In early May, news started spreading about a new Apple product: Earbuds that could monitor heart rate and blood pressure. While that turned out to be a rumor, apparently started by a non-Apple employee, there’s a simple reason for why most of the internet believed it: Smart earbuds are almost certainly going to happen.
Apple has the proper patents filed; it has recently hired some of the best brains in the biometric sensor business; and some have speculated that the planned purchase of Beats Electronics, with its trendy headphones, is a step toward an ear-focused wearable computer. Yesterday, LG beat Apple to the punch when it launched a new set of headphones that use the same technology.
This all makes sense—the inner ear is a great place to pick up vital signs, arguably better than the wrist, where most fitness trackers are currently worn. A band on the wrist will be affected by your movement (and the embedded sensors are bulky to boot). A well-fitted earbud will stay in place as you run and jump, making readings of heart rate, blood pressure, temperature, and pulse oximetry more accurate.
When paired with a wrist-worn fitness tracker (LG simultaneously announced the release of their own, called Lifeband Touch), in-ear monitors will allow the convenience of heart rate data without the added bulk seen on products like the Basis wristband. Of course, this means that users will have to pay for two fitness tracking devices. LG’s headphones and band will cost $180 and $150, respectively—and $330 is a high hurdle to jump in the world of $99-$200 fitness bands.
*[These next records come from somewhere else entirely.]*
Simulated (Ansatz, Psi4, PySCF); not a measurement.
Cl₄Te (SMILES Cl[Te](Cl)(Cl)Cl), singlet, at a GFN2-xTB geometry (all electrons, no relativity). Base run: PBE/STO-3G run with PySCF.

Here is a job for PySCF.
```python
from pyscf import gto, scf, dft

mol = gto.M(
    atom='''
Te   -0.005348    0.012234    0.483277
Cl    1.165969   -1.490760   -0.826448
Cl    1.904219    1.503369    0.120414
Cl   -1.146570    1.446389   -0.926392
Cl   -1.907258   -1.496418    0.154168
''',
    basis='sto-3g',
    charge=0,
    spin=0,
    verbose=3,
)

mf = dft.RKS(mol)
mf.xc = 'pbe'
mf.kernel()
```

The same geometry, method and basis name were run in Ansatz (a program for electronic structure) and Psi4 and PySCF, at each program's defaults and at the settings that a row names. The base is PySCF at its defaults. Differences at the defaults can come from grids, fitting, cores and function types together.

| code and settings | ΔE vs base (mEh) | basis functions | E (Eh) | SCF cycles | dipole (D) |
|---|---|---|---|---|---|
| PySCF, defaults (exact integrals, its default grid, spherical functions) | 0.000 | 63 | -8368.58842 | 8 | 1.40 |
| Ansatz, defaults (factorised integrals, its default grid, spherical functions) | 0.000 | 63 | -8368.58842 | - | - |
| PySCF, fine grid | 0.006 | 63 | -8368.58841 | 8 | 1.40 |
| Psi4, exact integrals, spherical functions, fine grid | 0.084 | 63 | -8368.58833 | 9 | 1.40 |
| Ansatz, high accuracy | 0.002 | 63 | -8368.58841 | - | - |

Even those who don’t bother with fitness trackers might have some use for smart earbuds that do more than just monitor your vitals. They could hypothetically use your heart rate to estimate your mood, for example, which would open the door for improved mood-based music curation. Even the non-quantified athlete might be willing to pay for music tailored to match their pace and exertion.
As we’ve said before, it’s possible that the traditional fitness tracking band will soon be considered a frivolous accessory. If screens and keyboards give way to voice-controlled computing, it could very well be that our wellness monitoring—and everyday portable computing—could be done via a single set of in-ear buds.